BMD modeling using PROAST — bmd

Calculate the benchmark dose (BMD) of continuous, individual-level data with optional model averaging. This function is intended to model the dose-response of mutation frequency. This function is an extension of the PROAST software (copyright RIVM National Institute for Public Health and the Environment).

Usage

bmd_proast(
  mf_data,
  dose_col = "dose",
  response_col = "mf_min",
  covariate_col = NULL,
  bmr = 0.5,
  adjust_bmr_to_group_sd = FALSE,
  model_averaging = TRUE,
  num_bootstraps = 200,
  plot_results = FALSE,
  output_path = NULL,
  raw_results = FALSE
)

Arguments

mf_data: A data frame containing the data to be analyzed. Data should be individual for each sample. Required columns are the column containing the dose dose_col the column(s) containing the mutation frequency response_col, and the column containing the covariate covariate_col, if applicable.
dose_col: The column in mf_data containing the dose data. Values must be numeric. Default is "dose".
response_col: The column(s) in mf_data containing the mutation frequency. Multiple response_cols can be provided. Default is "mf_min".
covariate_col: The column in mf_data containing the covariate. If no covariate is present, set to NULL (default).
bmr: The Benchmark Response value. The BMR is defined as a bmr-percent change in mean response relative to the controls. Default is 0.5 (50% change).
adjust_bmr_to_group_sd: A logical value indicating whether the group standard deviation should be used as the BMR. If TRUE, the BMR will be bet set to one standard deviation above the control group mean. Default is FALSE.
model_averaging: A logical value indicating whether confidence intervals should be calculated using model averaging. Default is TRUE (recommended).
num_bootstraps: The number of bootstrap resamples to be used in the model averaging. Default is 200 (recommended).
plot_results: A logical value indicating whether to plot the BMD models and/or the Cleveland plots. Default is FALSE. Plots may be exported directly to an output_path, or returned within a list to the user.
output_path: The file path indicating where to save the plots. If NULL, the plots will automatically be displayed to the graphics window and then returned as a list alongside the bmd results.
raw_results: A logical value indicating whether to return the raw results from the PROAST analysis. If FALSE, data is returned as a summary table.

Value

A summmary data frame of final results. If plots or raw results are selected, all data will be returned within a list.
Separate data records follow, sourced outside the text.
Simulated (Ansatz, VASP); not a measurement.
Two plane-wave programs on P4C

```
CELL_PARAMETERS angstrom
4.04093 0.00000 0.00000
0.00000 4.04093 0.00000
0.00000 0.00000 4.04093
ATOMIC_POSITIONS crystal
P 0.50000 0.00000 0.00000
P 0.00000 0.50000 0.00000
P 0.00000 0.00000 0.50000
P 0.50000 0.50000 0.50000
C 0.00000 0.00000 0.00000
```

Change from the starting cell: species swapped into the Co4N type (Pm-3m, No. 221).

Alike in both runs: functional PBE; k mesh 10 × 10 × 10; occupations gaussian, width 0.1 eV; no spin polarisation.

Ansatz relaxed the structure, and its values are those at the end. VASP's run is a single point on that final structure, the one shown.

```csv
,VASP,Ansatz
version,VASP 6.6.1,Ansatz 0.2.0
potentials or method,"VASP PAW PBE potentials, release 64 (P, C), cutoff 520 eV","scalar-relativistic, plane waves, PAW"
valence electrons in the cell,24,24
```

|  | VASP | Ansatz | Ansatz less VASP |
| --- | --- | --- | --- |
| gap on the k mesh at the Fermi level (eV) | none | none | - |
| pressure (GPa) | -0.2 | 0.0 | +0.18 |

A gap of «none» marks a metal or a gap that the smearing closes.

The summary will include the following for each response variable and covariate subgroup (if applicable):

Model: The m3 or m5 model selected for each model family (Exponential, Hill, Inverse Exponential, LogNormal).
Response: The response variable.
Covariate: The covariate subgroup, if applicable.
bmr: The specified Benchmark Response.
BMD: The Benchmark Dose, in original dose units, estimated for the given model.
BMDL: The lower bound of the 90% confidence interval for the BMD, calculated by the profile likelihood method.
BMDU: The upper bound of the 90% confidence interval for the BMD, calculated by the profile likelihood method.
AIC: The Akaike Information Criterion for the selected model. Lower values indicate a better fit. It is advised to choose the BMD value from the model with the lowest AIC.
weights: The weight of the model in the model averaging process, if applicable.
Model averaging: The BMDL and BMDU calculated by the bootstrap method if model_averaging = TRUE.

If there is no significant response in the data, the function will return an empty data frame.

If plot_results = TRUE the function will create the following plots for each response variable. The plots will be saved to the output_path. If no output_path is provided, then they will be returned within a list alongside the summary data frame.

Model Plots. The following plot will be created for each model family (Exponential, Hill, Inverse Exponential, LogNormal): The fitted curve of the selected (3 or 5) model. Data is log-transformed. Individual data points are plotted using small triangles. The geometric mean (median) at each dose is plotted as a large triangle. The BMD is indicated by the dotted line. If applicable, the covariate subgroup is indicated by color.
bootstrap_curves If model_averaging = TRUE, the bootstrap curves based on model averaging. The geometric mean (median) at each dose is plotted as a large triangle. Data is log-transformed.
cleveland plot if model_averaging = TRUE The BMD estimate for each model is plotted as a red point alongside the 90% confidence intervals. The size of the BMD point represents the model weight assigned during model averaging, based on the AIC.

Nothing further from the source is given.